Biodiversity: A year in review

A stock take of current environmental trends makes for a litany of waste, mismanagement and unsustainable consumption. Our annual report illustrates explains how investors have both the means and the opportunity to make a difference.

Biodiversity- A year in review

Increasing resource use is the main driver of a triple planetary crisis: climate change, biodiversity loss and pollution. Unfortunately, we as humans have failed to manage our global portfolio of assets sustainably. Estimates show that between 1992 and 2014, produced capital per person doubled, and human capital per person increased by about 13% globally; but that the stock of natural capital per person declined by nearly 40%.¹ We have been taking Nature for granted, and while humanity has prospered immensely in recent decades, the ways in which we have achieved such prosperity means that it has come at a devastating cost to nature and the environment. The main reason for such destruction has been our consumption patterns which today are characterised by a ‘buy and discard’ mentality.

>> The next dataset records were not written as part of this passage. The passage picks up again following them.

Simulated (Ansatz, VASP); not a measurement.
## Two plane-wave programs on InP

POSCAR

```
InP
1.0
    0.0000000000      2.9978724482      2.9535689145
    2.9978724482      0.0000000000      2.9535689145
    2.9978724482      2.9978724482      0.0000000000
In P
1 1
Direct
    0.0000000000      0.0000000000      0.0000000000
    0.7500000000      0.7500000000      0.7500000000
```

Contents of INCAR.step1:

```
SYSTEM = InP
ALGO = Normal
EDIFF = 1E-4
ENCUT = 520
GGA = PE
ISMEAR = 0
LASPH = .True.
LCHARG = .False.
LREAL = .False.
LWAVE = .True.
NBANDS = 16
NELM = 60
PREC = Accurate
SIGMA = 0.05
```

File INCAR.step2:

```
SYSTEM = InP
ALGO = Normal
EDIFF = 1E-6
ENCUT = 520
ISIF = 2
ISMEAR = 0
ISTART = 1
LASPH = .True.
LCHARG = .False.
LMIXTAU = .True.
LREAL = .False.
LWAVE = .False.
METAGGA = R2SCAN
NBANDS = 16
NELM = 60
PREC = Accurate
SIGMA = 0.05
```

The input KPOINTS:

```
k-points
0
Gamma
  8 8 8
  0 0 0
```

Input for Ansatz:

Between 2000 and 2022, increasing affluence became the single largest driver of the growth of global resource use, followed by population increase. While technology previously served to decrease resource use in all seven regions across the world, it has now driven increases in two regions. If historical trends continue, global resource use would grow by 60% from 2020 levels by 2060, contrary to the target of reducing  global material resource consumption by more than half by 2050.

In today’s world, our society relies on non-renewable resources, yet yearly, we directly waste or mismanage much of it.